Seriously, there are times when it doesn't make sense to explain stuff to people, because they don't want to understand. Or don't care.
There are more than enough reasonable people. But the idiots are the problem, and the rules are made to make dealing with them as easy as possible, because they cause the most trouble.
 
You know, I lost a member just a few days ago because I edited some terminology that got by the swear filter. He actually mentioned the first amendment as he left.

You're not telling me anything I didn't already know.

In managing my own place, I do what's right in preference to what's easy. Luck has been with me, but so has the mature culture we established. I get people who volunteer how they've lurked for years to avoid the inept moderation typically found on 4xd game boards, until they found us.

God, that sounds so hopelessly conceited, but I don't know a better way to make the point. By treating them with respect, we draw a crowd who makes managing them as easy as could be imagined. -It'll never happen here, because the culture is all wrong.
 
You know, I lost a member just a few days ago because I edited some terminology that got by the swear filter. He actually mentioned the first amendment as he left.

You're not telling me anything I didn't already know.

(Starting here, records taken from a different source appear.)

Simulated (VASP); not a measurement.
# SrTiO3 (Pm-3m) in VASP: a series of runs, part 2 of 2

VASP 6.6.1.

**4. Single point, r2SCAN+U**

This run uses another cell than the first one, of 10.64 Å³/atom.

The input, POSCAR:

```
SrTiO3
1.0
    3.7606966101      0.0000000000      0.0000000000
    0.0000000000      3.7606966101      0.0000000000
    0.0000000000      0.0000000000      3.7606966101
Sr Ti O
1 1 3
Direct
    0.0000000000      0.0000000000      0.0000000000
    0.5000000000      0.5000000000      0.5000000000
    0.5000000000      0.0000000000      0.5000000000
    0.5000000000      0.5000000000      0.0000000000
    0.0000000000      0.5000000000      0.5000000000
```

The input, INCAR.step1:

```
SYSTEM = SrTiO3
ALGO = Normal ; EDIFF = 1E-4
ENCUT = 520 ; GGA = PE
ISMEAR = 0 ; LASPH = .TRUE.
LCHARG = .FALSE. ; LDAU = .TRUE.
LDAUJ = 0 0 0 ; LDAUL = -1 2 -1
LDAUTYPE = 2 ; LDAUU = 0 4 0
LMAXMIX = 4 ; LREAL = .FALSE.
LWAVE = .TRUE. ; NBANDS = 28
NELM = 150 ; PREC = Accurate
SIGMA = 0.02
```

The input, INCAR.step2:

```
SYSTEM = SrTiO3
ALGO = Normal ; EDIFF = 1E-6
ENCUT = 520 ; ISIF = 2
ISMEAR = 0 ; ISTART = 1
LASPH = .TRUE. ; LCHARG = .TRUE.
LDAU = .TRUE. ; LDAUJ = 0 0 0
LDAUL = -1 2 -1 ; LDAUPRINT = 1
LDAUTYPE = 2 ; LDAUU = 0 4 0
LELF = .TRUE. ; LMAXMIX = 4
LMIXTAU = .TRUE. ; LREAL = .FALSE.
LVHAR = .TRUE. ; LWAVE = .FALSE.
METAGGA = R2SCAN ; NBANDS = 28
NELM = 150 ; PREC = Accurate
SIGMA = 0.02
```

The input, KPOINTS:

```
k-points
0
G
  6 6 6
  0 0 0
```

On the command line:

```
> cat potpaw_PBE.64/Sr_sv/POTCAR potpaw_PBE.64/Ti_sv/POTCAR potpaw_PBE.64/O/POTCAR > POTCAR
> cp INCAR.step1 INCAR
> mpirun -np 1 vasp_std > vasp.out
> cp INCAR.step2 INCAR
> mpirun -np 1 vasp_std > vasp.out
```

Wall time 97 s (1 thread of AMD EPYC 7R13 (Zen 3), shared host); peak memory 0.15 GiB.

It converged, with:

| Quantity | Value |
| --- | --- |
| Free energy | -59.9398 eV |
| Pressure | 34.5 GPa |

In managing my own place, I do what's right in preference to what's easy. Luck has been with me, but so has the mature culture we established. I get people who volunteer how they've lurked for years to avoid the inept moderation typically found on 4xd game boards, until they found us.

God, that sounds so hopelessly conceited, but I don't know a better way to make the point. By treating them with respect, we draw a crowd who makes managing them as easy as could be imagined. -It'll never happen here, because the culture is all wrong.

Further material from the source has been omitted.